This Time Is Different: Eight Centuries of Financial Folly
By Carmen M. Reinhart and Kenneth S. Rogoff
Quick Summary
A monumental empirical study spanning eight centuries and sixty-six countries that systematically documents the history of financial crises -- sovereign defaults, banking panics, currency crashes, inflation spikes, and debt spirals. Reinhart and Rogoff demonstrate that the phrase "this time is different" is the most dangerous sentence in finance, as each generation of investors and policymakers convinces itself that past crises are irrelevant to current conditions. The book provides the most comprehensive quantitative database of financial crises ever assembled and reveals remarkably consistent patterns across centuries and continents.
Categories
- Macro & Economics
- Financial History
- Risk Management
Detailed Summary
"This Time Is Different: Eight Centuries of Financial Folly" (Princeton University Press, 2009) by Carmen M. Reinhart and Kenneth S. Rogoff is a 735-page academic work that represents the most comprehensive empirical study of financial crises ever undertaken. Reinhart, then at the University of Maryland, and Rogoff, at Harvard, spent years assembling a database covering sixty-six countries across all inhabited continents, with data stretching back to the twelfth century.
Preamble: Initial Intuitions on Financial Fragility frames the book's central thesis: the "this time is different" syndrome. In every era, in every country, when debt levels rise and asset prices inflate, experts explain why the current situation is unique -- new financial instruments, better regulation, smarter policymakers, structural economic changes. And yet crises recur with remarkable regularity because the fundamental dynamics of debt, leverage, and human psychology do not change.
Part I: Financial Crises -- An Operational Primer establishes rigorous definitions and taxonomies. Chapter 1 classifies crises by type: inflation crises (defined by quantitative thresholds), currency crashes, currency debasement, banking crises, and external and domestic sovereign defaults. Chapter 2 introduces "debt intolerance" -- the observation that some countries default at debt-to-GDP ratios that other countries manage comfortably, due to institutional quality and history. Chapter 3 describes the global database's construction, covering prices, exchange rates, government finances, public debt composition, and global variables.

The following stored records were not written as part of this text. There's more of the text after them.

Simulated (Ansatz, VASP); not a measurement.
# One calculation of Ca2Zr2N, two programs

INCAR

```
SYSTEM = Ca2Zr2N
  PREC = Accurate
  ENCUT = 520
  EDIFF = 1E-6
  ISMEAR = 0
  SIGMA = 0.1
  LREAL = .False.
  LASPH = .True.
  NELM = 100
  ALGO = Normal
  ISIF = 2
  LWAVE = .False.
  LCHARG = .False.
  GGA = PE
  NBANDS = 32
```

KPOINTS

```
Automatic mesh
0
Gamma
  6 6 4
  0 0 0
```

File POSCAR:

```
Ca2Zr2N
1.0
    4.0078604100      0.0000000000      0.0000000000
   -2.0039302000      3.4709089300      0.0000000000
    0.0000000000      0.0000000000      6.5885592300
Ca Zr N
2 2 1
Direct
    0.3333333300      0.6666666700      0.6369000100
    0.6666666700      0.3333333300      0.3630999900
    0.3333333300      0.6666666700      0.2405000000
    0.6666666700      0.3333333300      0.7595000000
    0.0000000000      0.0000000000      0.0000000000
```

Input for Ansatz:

Part II: Sovereign External Debt Crises documents the long history of governments borrowing from foreign creditors and then defaulting. The data reveals that serial default is remarkably common -- Spain defaulted thirteen times between 1500 and 1900, France eight times, and numerous Latin American countries defaulted repeatedly after independence. The chapter demonstrates that default is not a modern phenomenon or a developing-country pathology but a recurring feature of sovereign finance throughout history. "Graduation" from serial default is possible but rare and fragile.
Part III: The Forgotten History of Domestic Debt fills a major gap in the literature by documenting domestic (internally held) government debt crises. Reinhart and Rogoff show that domestic debt has historically been much larger than previously recognized and that domestic defaults/restructurings, while less visible than external defaults, are common and often accomplished through financial repression (capping interest rates below inflation, forcing captive audiences like pension funds to hold government bonds, and imposing capital controls).
Part IV: Banking Crises, Inflation, and Currency Crashes documents the frequency and severity of banking crises across centuries. A key finding is that banking crises are an "equal opportunity menace" -- they afflict rich and poor countries alike, with remarkably similar dynamics and consequences. The aftermath of severe banking crises is characterized by deep, prolonged declines in asset prices (housing falls for six years on average, equities for three), sharp increases in unemployment, and massive expansions in government debt (on average, government debt rises 86% in the three years following a banking crisis, primarily due to revenue collapse rather than bailout costs).
Part V: The US Subprime Crisis in Historical Context applies the book's framework to the 2007-2008 crisis. Reinhart and Rogoff argue that the US crisis was not unique but was a textbook example of a post-financial-liberalization banking crisis, preceded by exactly the same warning signs their data identifies in hundreds of prior episodes: a long period of financial deregulation, rapid credit growth, rising leverage, a housing bubble, large current account deficits, and slowing economic growth. The phrase "this time is different" was uttered by American policymakers and financial executives with the same confidence that their historical counterparts displayed before every previous crash.
The book's impact on economic policy debate was enormous. Its finding that high government debt levels are associated with slower economic growth became central to austerity debates, though the specific threshold claim was later challenged by Thomas Herndon's identification of a spreadsheet error. The broader empirical contribution -- demonstrating the recurring, cross-country, cross-century nature of financial crises -- remains uncontested and profoundly important for any investor or policymaker seeking to understand systemic risk.